If we check the model parameters, we see that this module has weights and bias already built in and initializes them randomly:

model = LinearRegressionModel()
model, model.state_dict()
# (LinearRegressionModel(
#    (linear_layer): Linear(in_features=1, out_features=1, bias=True)
#  ),
#  OrderedDict([('linear_layer.weight', tensor([[-0.1230]])),
#               ('linear_layer.bias', tensor([0.7478]))]))

Remember that the true values for weight and bias were 0.8 and 0.2, respectively. The random values are pretty far off, it’s not surprising the predictions are bad.

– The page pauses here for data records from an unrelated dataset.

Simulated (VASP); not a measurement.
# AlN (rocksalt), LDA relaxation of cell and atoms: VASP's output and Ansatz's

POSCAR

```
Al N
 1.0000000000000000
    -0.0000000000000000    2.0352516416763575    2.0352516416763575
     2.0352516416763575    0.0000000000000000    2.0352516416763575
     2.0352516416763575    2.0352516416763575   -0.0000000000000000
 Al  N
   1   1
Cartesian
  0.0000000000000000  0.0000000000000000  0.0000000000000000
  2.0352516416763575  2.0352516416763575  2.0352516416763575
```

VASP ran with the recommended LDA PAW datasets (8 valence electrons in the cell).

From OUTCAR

To train our model, we need to define the loss function and the optimizer. We use the L1Loss which corresponds to the mean absolute error (MAE). As an optimizer, we use stochastic gradient descent (SGD) with a learning rate of 0.01. This value is usually a good starting point.

# create loss function
loss_fn = nn.L1Loss()

# define optimizer
optimizer = torch.optim.SGD(params=model.parameters(), lr=0.01)

Finally, we need to the define the training loop. In PyTorch, this involves the following steps:

  1. Forward pass - You pass the input data to the model and get the output. This is done by simply calling the model object with the input as an argument, e.g. model = model(input). Internally, this executes the forward() function
  2. Calculate the loss - You calculate the loss (or error) between the output and the target (or label) using a loss function, e.g., loss = criterion(output, target). PyTorch provides various loss functions in the torch.nn module.
  3. Zero the gradients - You set the gradients of all the model parameters to zero before the backward pass. This is because PyTorch accumulates gradients by default, so you need to clear them before each iteration. This is done by calling model.zero_grad() or optimizer.zero_grad(), where optimizer is an instance of a PyTorch optimizer class that updates the model parameters based on the gradients.
  4. Backpropagate the loss - You compute the gradients of all the model parameters with respect to the loss by calling loss.backward(). This uses automatic differentiation to efficiently calculate the gradients.
  5. Update the gradients - You update the model parameters using an optimization algorithm, such as stochastic gradient descent (SGD), Adam, etc. PyTorch provides various optimizers in the torch.optim module that implement different optimization algorithms. You need to create an optimizer object and pass it the model parameters and other hyperparameters, such as learning rate, weight decay, etc. Then you call optimizer.step() to update the parameters based on the gradients.
# define the epochs (how often the models sees the data)
epochs = 500 

device = "cpu"
# alternatively
# device = torch.device("cuda" if torch.cuda.is_available() else "cpu")
# Put data on the device
# Reshape the data with unsqueeze, required for the Linear module
X_train = X_train.unsqueeze(dim=1).to(device)
X_test = X_test.unsqueeze(dim=1).to(device)
y_train = y_train.unsqueeze(dim=1).to(device)
y_test = y_test.unsqueeze(dim=1).to(device)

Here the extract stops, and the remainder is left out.